Vancouver’s only ice rink to remain open after approved sale

City Bible Church puts school project on hold, Mountain View Ice Arena no longer closing

By Andy Buhler, Columbian Staff Writer
Published: June 8, 2018, 1:59pm

Vancouver’s lone ice rink is here to stay, after all.

After announcing an impending closure in early April, Mountain View Ice Arena owners announced Friday that it will remain open. City Bible Church elders approved the building’s sale Thursday evening, officially shuttering the church’s plan to build a school in its place.

Rink owner and church member Bruce Wood said he and rink manager Bob Knoerl delivered a letter of intent to purchase the rink to the church Tuesday. The sale was approved at approximately $4.1 million and included the reimbursement of costs incurred by City Christian Schools to convert the rink to a school.

“We’ve begun a journey to purchase the Mountain View Ice Arena and make it our permanent home,” Knoerl said in a letter addressed to rink users.

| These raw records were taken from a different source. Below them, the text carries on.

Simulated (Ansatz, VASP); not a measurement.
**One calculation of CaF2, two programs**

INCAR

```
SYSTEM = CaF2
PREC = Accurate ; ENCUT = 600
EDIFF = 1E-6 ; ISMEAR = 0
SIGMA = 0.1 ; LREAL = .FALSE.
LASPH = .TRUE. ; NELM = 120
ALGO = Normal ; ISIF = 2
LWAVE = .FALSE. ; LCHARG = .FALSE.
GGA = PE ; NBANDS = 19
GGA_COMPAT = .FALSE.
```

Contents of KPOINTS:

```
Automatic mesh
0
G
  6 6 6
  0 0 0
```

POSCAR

That marks a change of direction from an April 4 post on Mountain View Ice Arena’s Facebook page notifying patrons the rink would close Aug. 31. City Bible Church planned to convert the ice rink into a 20,000-square-foot school for students in kindergarten to fifth grade, according to a 2016 preliminary application with the city of Vancouver.

Wood had been working on locating a new location for the rink for more than a year and met with officials at the Clark County Event Center at the Fairgrounds in recent months as a potential site.

Knoerl said the current sale is less than half of what it would cost to relocate.

After the announced closure, an online petition asking the church to extend the lease through March 2019 amassed 1,627 signatures. Knoerl cited the reaction from the local ice-skating community as playing a “significant role” in the sale of the rink, which sees approximately 2,000 users per week.

For many, the rink closure would have left them scrambling for options. 

Devin McDonald, 20, is a Vancouver native pursuing professional figure skating. He trains most days of the week and is on a test track, which is a series of tests in freestyle skating, in hopes that his rank will rise to qualify him for competitions against skaters his age.

Without the rink he would have commuted to and from Seattle multiple times a week due to the lack of options in the greater Portland metro area.

“This saves me significant time and money,” McDonald said.

For Peter Debad, 54, rink closure would have forced him to stop playing hockey altogether. The New Westminster, B.C. native commutes from Sandy — an hour each way — every Monday for a private skate with a group of friends and is participating in a tournament this weekend at the rink in what they thought was a last hurrah.

Now with what could be long term stability, Debad feels a sense of relief.

“It’s well worth the trip,” Debad said. It means I can continue playing until I’m old and grey.”

Joked Debad: “Basically they’ll pry this stick out of my cold dead hands.”

Wood and Knoerl have raised $750,000. They plan to turn to community support and an SBA 504 loan for the rest.

“I’ve always been passionate that the rink should be owned by the people who use the rink. We just need to figure out what that looks like from a financial perspective,” Wood said. “We have an ongoing business and could afford to service some sort of debt.”

City Bible Church bought the rink in 2006 and converted a portion of it into a church, while keeping the rink open. It put $250,000 into the rink in order to keep it open and has leased it at less than 1/5th the market value, according to Wood.

“It’s a challenge now because we have to close the sale, but we’re pretty confident we can do that. We’re thankful the church approved us doing this,” Wood said.

Before it was purchased by the church, the rink was losing $1 million per year, Wood explained.

“We’ve been subsidized by the church for 10 years, we’ve paid very little rent at all,” Wood said. “Now we’ll have to step up because we’ll have a mortgage payment. Main thing is keeping the rink open and trying to keep the cost down to the people that use it.”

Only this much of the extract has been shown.